After Wang’s 2011 season concluded Saturday, Johnson had changed his mind. Wang has made a successful, unprecedented return from his injury. Johnson has already decided, without any doubt, that he wants the Nationals to sign Wang to a contract extension and bring him back for next year‘s starting rotation.
“Shoot,” Johnson said, “If I’m here, he can have my salary.”
Saturday, Wang allowed one run on four hits and no walks in six innings, finishing his season with one of his strongest starts. He struck out four and made only one mistake, a 3-2 sinker in the fifth inning that Freddie Freeman drilled for a solo home run. For the year, he finished with a 4.04 ERA, 25 strikeout and 13 walks in 62 1/3 innings over 11 starts.
“It was a remarkable season,” Johnson said. “He got better every time out. What a great comeback. The best is yet to come.”
Wang improved both the strength of his shoulder and the quality of his pitching until the injury had almost become an afterthought. Between starts, Wang bench-pressed like he once did before his shoulder injury. In his last four starts, Wang struck out 16 and walked none in 23 2/3 innings, a span of 93 batters faced.
“I wish I still could pitch a couple more games this season,” Wang said. “Every outing I get, I feel my shoulder stronger and my breaking ball is coming back. I’m looking forward to next season.”
Wang improved as he gained more confidence in his sinker, which went hand in hand with the confidence he had in the structural integrity of his right shoulder. As Wang felt more comfortable with his shoulder, he could put more sink on his fastball.
Catcher Ivan Rodriguez said: “I’ll tell you this: Every start that he’s throwing, he’s going to be better and better and better. He’s going to be a guy that is going to do a good job in this organization.
“I faced him when he was in his prime. He was throwing 97-mile-an-hour sinkers. I think that is going to come as time goes by. But what he’s doing so far is pretty impressive. He’s throws harder with the Yankees, but you don’t need to throw hard.”

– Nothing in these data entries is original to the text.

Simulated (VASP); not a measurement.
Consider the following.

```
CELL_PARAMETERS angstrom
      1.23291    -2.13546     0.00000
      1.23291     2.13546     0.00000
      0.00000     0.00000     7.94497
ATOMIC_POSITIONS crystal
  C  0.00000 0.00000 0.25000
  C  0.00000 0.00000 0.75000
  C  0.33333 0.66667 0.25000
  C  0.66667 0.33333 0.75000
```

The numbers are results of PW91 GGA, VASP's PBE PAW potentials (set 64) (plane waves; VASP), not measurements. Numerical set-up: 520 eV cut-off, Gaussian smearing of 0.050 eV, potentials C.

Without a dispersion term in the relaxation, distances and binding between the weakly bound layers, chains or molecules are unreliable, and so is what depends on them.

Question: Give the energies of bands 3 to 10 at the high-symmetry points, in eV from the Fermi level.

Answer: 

In line with his incentive-laded contract, Wang made another $100,000 for his start, and he will make another $500,000 simply for remaining on the roster after Tuesday. The Nationals also paid him a $1 million base salary this season, following the $2 million they paid him in 2010 for not throwing a single pitch.
For the Nationals, Wang may really be worth the investment. He feels appreciative for and comfortable with the franchise. His success down the stretch will earn Wang another contract, but how far he came meant more than money to him.
“I’m really happy I can still pitch,” Wang said.